I will just talk to myself about my own opinions. I think the talk essentially was trying to answer a question:

How much does a Singaporean need to retire adequately? (Consequently, is the Govt and CPF doing enough?)
Note: This post represent solely my own opinions and are not affiliated to any organisations. Yea, it is not a sponsored post.


In the recent NDP rally, Our Prime Minister spoke of raising the retirement age and re-employment ages progressively from now till 2030. Firstly, I can imagine it to be quite an unpopular policy given the older folks and business owners I have spoken to. But the government seems quite positive about this so let's hope they are right. My foreigner boss actually credited our government for thinking so far ahead of time saying that usually governments only care about the next election.

Definitions (if we still do not understand what it means for us):

1. Retirement age:
Employers are not supposed to terminate us unfairly due to age below the retirement age. The minimum retirement age is 62. This will be raised to 65 by 2030.

2. Re-employment age:
While we are employed, employers must offer re-employment to eligible employees who are turning 62, up to age 67. This will also be raised to 70 by 2030.

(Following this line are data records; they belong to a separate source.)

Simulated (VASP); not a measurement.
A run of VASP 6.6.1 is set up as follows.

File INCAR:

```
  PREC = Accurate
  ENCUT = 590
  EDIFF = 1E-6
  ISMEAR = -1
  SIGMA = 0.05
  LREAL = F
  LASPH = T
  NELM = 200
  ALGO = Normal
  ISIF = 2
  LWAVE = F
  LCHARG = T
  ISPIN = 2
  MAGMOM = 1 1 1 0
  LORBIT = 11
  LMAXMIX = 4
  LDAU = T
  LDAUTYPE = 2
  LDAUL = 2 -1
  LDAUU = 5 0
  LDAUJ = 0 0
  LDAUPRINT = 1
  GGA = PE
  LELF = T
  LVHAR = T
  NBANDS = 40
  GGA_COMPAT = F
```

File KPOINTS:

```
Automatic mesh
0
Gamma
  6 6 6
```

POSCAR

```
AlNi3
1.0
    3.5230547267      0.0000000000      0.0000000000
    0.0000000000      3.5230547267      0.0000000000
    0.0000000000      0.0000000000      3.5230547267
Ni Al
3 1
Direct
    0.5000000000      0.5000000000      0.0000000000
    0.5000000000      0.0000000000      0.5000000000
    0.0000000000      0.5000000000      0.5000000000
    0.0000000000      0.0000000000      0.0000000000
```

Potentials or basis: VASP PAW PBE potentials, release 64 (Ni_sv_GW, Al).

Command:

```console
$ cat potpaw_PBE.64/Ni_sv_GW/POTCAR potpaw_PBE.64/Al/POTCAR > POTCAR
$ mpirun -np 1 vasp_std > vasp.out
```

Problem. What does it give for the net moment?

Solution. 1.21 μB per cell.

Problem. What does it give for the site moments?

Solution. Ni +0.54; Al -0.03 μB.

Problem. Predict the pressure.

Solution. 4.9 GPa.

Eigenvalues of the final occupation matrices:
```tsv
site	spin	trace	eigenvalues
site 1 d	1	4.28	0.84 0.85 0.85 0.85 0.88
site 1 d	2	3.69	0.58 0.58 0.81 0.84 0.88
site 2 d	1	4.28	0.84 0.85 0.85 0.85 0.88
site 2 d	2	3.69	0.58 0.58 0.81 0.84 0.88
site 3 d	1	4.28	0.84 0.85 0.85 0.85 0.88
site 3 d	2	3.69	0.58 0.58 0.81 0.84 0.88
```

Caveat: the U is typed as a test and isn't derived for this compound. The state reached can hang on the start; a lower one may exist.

These are enforced under the [1] RETIREMENT AND RE-EMPLOYMENT ACT (CHAPTER 274A) to protect our rights. For accuracy, please visit the site.

First of all, it will take some convincing for employers to continue to employ elderly workers (whose CPF contributions will now also be on par with the younger folks). This could translate into additional business costs for companies. Is there any incentive for business owners to align to this policy? (e.g. tax rebates etc for a % of elderly Singaporeans hired?)

Source: CNA NDR 2019: From retirement age to climate change, here are 9 things you need to know
A few older folks I have spoke to also do not want to work until so old (In their words: Wa lau, work till die meh?). Many are working not because they want to but they have to to make ends meet. There is some disparity here from the narrative that older workers want to work longer.

Another pressing concern is that as an elderly, we may get retrenched in a better job prior to 62. Therefore many will not be holding jobs that make them eligible for re-employment.

This is perhaps better illustrated by this graph taken from the Report by MOM on the [2]Labour Force in Singapore 2017:

In 2017, the number of elderly (>60) employed rose to 14% from 6.1% in 2007.
We somehow have to shift that curve towards the (rather exaggerated) brown one.














The policy changes sounds good on paper (nice in theory), but time will tell if they really pan out as we imagined. Let's hope that it is not too late by then.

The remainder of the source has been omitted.